Bath City Council has approved a new climate action plan aimed at resiliency in the face of a changing climate.
City councilors unanimously passed the Bath Climate Action and Resiliency Plan Wednesday night. Bath Climate Action Commission Co-Chairperson Paul Perkins, who has held the role for the past four years, spoke in support of the climate action plan at the City Council meeting.
During the meeting, Director of Sustainability and Environment Rod Melanson said that for the past eight months, the city’s Office of Sustainability and Environment has developed the plan and received community feedback.
“I want to recognize the huge body of work that’s done by staff, community volunteers, and community membership,” said City Councilor Louis “Roo” Dunn. “It shows it’s a genuine product of participatory government.”
Key initiatives
The key initiatives of the plan include a renewable energy transition, such as solar and wind power for municipal facilities and the community, as well as energy-efficiency programs. These programs aim to implement energy-saving measures in municipal buildings while providing resources to help Bath residents and businesses improve their buildings.
Other initiatives include enhancing public transit, promoting electric vehicles, developing safer pedestrian and cycling infrastructure, and assessing and strengthening the city’s infrastructure to withstand the effects of rising sea levels and increased storm frequency and intensity. Finally, the plan dictates that community engagement should be used to encourage the involvement of all residents by hosting workshops and calls for participation in sustainability initiatives.
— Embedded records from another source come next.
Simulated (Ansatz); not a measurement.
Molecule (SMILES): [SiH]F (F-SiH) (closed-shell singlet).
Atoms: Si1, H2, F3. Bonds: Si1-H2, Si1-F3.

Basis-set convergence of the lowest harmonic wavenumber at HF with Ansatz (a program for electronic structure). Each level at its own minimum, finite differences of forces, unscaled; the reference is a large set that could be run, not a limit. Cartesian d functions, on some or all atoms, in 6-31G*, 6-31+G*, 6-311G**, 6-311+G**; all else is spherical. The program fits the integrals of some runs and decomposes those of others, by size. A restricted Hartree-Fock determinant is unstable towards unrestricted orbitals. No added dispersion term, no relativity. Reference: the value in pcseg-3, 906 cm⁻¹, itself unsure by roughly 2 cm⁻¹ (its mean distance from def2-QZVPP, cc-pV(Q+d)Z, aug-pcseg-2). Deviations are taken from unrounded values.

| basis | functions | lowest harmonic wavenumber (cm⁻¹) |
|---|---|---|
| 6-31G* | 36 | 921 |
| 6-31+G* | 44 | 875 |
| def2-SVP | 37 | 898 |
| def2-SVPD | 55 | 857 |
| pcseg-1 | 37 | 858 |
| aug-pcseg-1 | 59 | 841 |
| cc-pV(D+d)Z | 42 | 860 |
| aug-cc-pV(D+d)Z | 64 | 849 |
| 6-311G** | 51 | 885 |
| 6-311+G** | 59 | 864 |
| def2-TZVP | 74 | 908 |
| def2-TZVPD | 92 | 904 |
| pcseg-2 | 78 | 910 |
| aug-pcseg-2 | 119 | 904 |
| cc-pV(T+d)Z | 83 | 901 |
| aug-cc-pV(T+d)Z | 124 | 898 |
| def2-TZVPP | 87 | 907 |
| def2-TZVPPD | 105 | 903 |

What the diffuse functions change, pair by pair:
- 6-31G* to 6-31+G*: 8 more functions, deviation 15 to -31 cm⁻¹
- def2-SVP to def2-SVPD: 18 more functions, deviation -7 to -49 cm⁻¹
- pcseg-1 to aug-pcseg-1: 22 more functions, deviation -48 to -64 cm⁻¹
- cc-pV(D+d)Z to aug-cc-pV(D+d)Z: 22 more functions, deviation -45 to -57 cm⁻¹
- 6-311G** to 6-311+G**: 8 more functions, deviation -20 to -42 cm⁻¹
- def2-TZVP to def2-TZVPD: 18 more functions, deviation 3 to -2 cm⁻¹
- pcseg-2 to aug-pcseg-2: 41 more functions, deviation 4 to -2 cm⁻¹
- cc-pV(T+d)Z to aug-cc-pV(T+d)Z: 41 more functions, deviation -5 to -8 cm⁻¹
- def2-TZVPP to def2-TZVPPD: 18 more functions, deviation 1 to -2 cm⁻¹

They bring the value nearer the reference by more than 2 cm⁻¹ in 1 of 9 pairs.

Along with the initiatives are the five guiding principles to help shape the planning process and establish priorities for implementing the Resilient Bath Plan:
• Reducing greenhouse gases.
• Addressing challenges disproportionately affecting underrepresented communities.
• Proactively reducing current and future economic impacts due to climate shocks and stressors.
• Ensuring honest transparency around the allocation of Bath’s resources.
• Increasing the capacity of social, economic and natural systems.
Addressing climate change challenges
The actions identified for each focus area are clean energy and efficient buildings, resilient and healthy communities, connected transportation and mobility, vibrant natural resources, and smart waste and water management. Implementing these focus areas is intended to be completed within the next five to 10 years to put Bath on the pathway to achieving carbon neutrality by 2045.
The plan also highlights an 80% reduction in greenhouse gases by 2050 through transforming buildings, transportation and industrial systems to be as clean and energy efficient as possible. In 2022, Bath generated 87,656 metric tons of greenhouse gas emissions, with 27% from residential buildings, 12% from commercial buildings, 40% from industrial energy, 19% from transportation, 2% from solid waste, and 1% from water and wastewater.
“As I think most of us are aware, although that’s questionable recently, the science of climate change tells us that climate indicators are headed in the wrong direction,” Perkins said. “Globally, the 10 hottest years are the last 10 years, [with] 2023 being the hottest and 2024 likely to be even hotter.”
How Bath arrived at the passage of the Climate Action Plan
During the City Council special meeting, Perkins said the climate action plan has been greatly expanded and updated from earlier climate plans in 2008 and 2018, which resulted from extensive research and community engagement. The climate action plan will become a living document that has been amended and expanded over the years as climate science unfolds. It is based on the best available climate science from Maine’s scientific community and the national and global climate community.
“As Paul was indicating, this is really a living document that lives with the community,” said Bath City Council Chairperson Mary Ellen Bell.
The Climate Action Commission follows up the Resiliency Plan on a 2022 City Council Climate Resolution, a major goal of the 2023 Comprehensive Plan focusing on climate action. Perkins said the commission’s recent unanimous endorsement of the climate action plan pushed it forward to be approved by Bath’s City Council.
Before Bath’s climate action plan passage, Dunn mentioned that most community members were not in a position to shift to climate solutions immediately, and the current granting opportunities and rebates may not survive the next four years as the legislative environment changes.